Hacker News new | ask | show | jobs
by jasonwatkinspdx 1872 days ago
Well, I'd say it's a bit muddled. Pure STM systems have seen limited success, mostly on the jvm, particularly clojure. But as a technology it's not spread widely in the industry, despite the fundamental advantage of composability. I personally would attribute this to a sort of gulf created by two common approaches:

1. It's become very common to structure software as a stateless service cluster backed by a stateful database technology. Most of the databases used in this approach would not be described as STM, but the net effect to the application is similar, even if involving more layers and complexity.

2. People have gotten pretty comfortable with simple mutex patterns connected by queues of various sorts. This is a sort of worse is better situation, where the simplicity and high performance of a mutex protected whatever in a toy test or microbenchmark is far more efficient than STM. However, a system composed of many of these mutex protected islands proves a whole different beast indeed. STM has largely been criticized from the perspective of the former, vs the latter.

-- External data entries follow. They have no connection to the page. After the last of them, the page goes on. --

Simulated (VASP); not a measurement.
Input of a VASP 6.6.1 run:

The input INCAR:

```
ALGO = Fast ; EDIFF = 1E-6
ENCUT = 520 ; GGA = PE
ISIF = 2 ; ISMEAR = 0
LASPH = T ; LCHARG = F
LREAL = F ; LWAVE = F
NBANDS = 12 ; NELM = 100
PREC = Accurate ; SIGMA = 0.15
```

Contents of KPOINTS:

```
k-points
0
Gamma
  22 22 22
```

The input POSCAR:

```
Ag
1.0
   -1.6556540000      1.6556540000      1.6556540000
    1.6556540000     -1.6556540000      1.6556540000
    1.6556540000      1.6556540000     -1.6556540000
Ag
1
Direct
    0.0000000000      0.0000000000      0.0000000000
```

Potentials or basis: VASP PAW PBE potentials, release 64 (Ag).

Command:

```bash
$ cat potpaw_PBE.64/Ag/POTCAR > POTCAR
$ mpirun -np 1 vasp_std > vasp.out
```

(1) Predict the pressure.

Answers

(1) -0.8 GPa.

There are many people who have made the observation that transactional concurrency control, state of the art garbage collection, and even file systems have been converging on similar features. This is being driven by the common constrains on both sides of what hardware and humans expect. In particular with persistent memory, I think you'll see all three of these unify into a single design, because systems that attempt to solve these problems separately will have very inferior match to the hardware.

3 comments

I think trying to scale out compute + mutable state across multiple CPUs on a single box has somewhat fallen by the wayside outside of specialized applications like databases and distributed query engines, as a local maximum avoided in favour of scalability via more boxes.

There's several forces behind this. Applications are more likely to be web-based or services - i.e. inherently distributed - and less likely to be desktop or traditional client/server, where almost all compute happened on a single server. As distributed services, maximizing statelessness and avoiding mutable shared memory is key to solving a lot of problems: scaling out (no shared memory), redundancy (keep a second copy of the application logic running somewhere, no sync required), recovery and idempotence (if something fails, try again until it succeeds - repeated attempts are safe).

Reliable persistent queues are part of that. They let you bring services up and down and switch over without down time, or restart after a failure and resume where they left off.

The problems of shared mutable state are best kept in specialized applications: databases, queuing systems, distributed caches, consistent key-value stores. Keeping state consistent in a distributed system is a genuinely hard problem, and STM isn't much help, except perhaps as an implementation detail in some of those specialized applications.

For what it's worth, scaling mutable shared state across multiple CPUs on a single box has fallen by the wayside for databases too. Thread-per-core style software architecture has become idiomatic, in part because it efficiently scales up on machines with a very large number of cores. Nothing about this precludes scale-out, it just allows you to serve 10-100x the load on a single box as the more typical naive design.

Web applications aren't special in this regard. We've just normalized being incredibly wasteful of computing resources when designing them, spinning up huge clusters to serve a workload that could be easily satisfied with a single machine (or a few machines for availability).

Premature scale-out, because we've forgotten how to scale-up, is the root of much evil.

This has been my experience as well. I shifted from embedded systems programming to web services world briefly. I found that scale up approach has been so maligned that it is ok to spin up several hundred ec2 instances running a (poorly written) java application instead of a single multi core instance running erlang that performed much better. Some frameworks even ran web services in php and spent all effort in not having the request reach php code since it was doing like 10 reqs/sec.
Not a Java fan, but the single multi core instance being more perform any than a fleet of VMs is likely language independent.
SPJ of Haskell fame once discussed perceived STM failure in .Net: https://haskell-cafe.haskell.narkive.com/t6LSdcoE/is-there-a...

Basically, poor STM performance in .Net is too much mutation and mutation-induced logging. This is why clojure's STM is much more widely used.

I have particularly deep experience in various Haskell projects and I must insist that no relatively (1) big Haskell project (2) with a hint of concurrency and (3) developed by several people can go without use of STM.

I can use MVars myself for problem space discovery. When there are at least two of use, I will use TVar and insist others should too.

I think (1) is really about where you land it.

I am not free to name the product, but I worked on a product that has done billions of dollars in revenue that designed a bunch of state management checkpointing using a custom STM implementation for C (yes, C). It made so, so many things straightforward in terms of corner cases; we also extended transactionality to sync over the wire in some cases.

I also think STM-adjacent designs are gaining some traction - for example, FoundationDB looks an awful lot like an STM system from the point of view of applications, much more than it looks like a traditional database.